Bussey v. Br. Bank , 15 Ala. 216 ( 1849 )


Menu:
  • CHILTON, J.

    In Turner et al. v. Lazarus, 6 Ala. Rep. 877, it is said that the act of 1818, (Clay’s Dig. 323, § 61, 62,) which declares every promissory note, &c. shall be construed to have the same effect in law as a joint and several note, &c., and makes it lawful to sue out process, and to proceed to judgment against any one or more of the makers, and which authorizes the plaintiff in a joint suit against several defendants, to discontinue as to such of them as have not been served with the process, &c., has never been held to authorize a judgment against one joint maker of a note, where all of them have been brought before the court by service of process.' It is further added, that this statute does not modify the common law rule, further than to authorize a discontinuance as to those on whom the writ has not been executed.

    The common law rule, as it is recognized by the English decisions, .undoubtedly is, that in actions ex contractu, a discontinuance as to one defendant, sued on the joint contract, is a discontinuance of the entire suit. See 2 Saund. 207, n. 2; also Jones et al. v. Pitcher, 3 Stew. & Por. 135, and cases cited. But this rule, it is said, never extended to those cases where a defendant is discharged by matter arising subsequent to the contract, or is personal to the party pleading *218it; for example, a discharge in bankruptcy, or in the case of executors, where one is discharged upon the plea of plene administravit.

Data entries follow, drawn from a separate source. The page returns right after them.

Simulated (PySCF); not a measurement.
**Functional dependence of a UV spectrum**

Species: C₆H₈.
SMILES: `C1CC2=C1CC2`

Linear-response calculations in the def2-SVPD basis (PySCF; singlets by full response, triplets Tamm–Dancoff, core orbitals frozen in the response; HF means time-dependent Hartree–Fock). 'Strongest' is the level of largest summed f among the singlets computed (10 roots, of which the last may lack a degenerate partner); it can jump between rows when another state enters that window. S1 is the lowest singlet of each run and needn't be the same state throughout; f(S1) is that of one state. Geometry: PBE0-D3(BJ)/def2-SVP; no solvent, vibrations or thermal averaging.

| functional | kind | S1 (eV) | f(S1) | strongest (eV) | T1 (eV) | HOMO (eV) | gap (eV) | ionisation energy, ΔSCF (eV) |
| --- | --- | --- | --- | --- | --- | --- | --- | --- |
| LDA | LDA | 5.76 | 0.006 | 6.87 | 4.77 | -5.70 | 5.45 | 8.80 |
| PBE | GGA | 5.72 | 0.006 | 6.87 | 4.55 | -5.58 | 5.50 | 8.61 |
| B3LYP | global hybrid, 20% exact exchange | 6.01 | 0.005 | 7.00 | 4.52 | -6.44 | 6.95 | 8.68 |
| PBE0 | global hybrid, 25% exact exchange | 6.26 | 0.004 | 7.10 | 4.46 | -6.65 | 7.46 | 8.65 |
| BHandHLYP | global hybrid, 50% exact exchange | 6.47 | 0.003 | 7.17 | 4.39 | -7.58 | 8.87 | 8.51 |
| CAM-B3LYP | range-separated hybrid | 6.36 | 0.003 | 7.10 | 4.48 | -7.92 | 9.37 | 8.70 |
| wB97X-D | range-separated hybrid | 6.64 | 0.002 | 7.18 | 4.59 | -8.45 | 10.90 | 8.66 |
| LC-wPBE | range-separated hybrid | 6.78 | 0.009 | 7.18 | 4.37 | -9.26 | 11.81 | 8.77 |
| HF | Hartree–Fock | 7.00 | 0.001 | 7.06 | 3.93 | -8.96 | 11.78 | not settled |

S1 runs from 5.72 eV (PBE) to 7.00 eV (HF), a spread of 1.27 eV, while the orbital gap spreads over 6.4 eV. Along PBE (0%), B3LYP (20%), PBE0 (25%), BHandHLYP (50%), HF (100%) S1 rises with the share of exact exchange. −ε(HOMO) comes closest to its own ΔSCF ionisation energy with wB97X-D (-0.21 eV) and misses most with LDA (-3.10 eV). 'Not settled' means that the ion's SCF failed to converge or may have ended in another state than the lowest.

    So in Ivy v. Gamble, 7 Porter’s Rep. 545, it was held that where one party was discharged upon the plea of the statute of limitations, a judgment would be supported upon the verdict of the jury against his co-obligor, and this, although the plea and replication are joint. The court rest the decision on the ground that the plea is of matter arising subsequent to the contract, and is personal to the defendant.

    So also, in Palmer, use, &c. v. Severance & Stewart, 10 Ala. Rep. 346, where one joint obligor was discharged by his plea of usury, and the other, who had induced the person for whose use the suit was brought to trade for the note, was thereby estopped, it was held, that it was erroneous for the court to instruct the jury, if they found the issue in favor of the first, their verdict should be for both defendants. The court do not decide that judgment could have been entered for the one and against the other, had the jury so found, but merely that a general verdict, concluded the plaintiff from bringing his subsequent action against the party who was bound.

    In Hall v. Rochester, 3 Cow. Rep. 374, two defendants to a joint and several promissory note made by three, pleaded that the note was fraudulently and oppressively obtained, upon which the plaintiff entered a nolle prosequi as to them, and took judgment by default against the third; it was held the action was discontinued as to all. See also, Max v. Roberts etal. (per Ld. Ellenborough, C. J.) 12 East, 89; 1 Chit. Pl. 35, et seq.; Noke v. Ingham, 1 Wills’s Rep. 89; Morton v. Croghan, 20 Johns. Rep. 122; Platner v. Johnson & Wheeler, 3 Hill’s N. Y. Rep. 476; Saunders v. Harris, 5 Humph. (Tenn.) Rep. 345. These authorities, and others which might be referred to, show quite conclusively, that unless there is some statute which comes to the aid of the defendant in error, the present judgment cannot be sustained against Bussey, but should have been arrested by the court below.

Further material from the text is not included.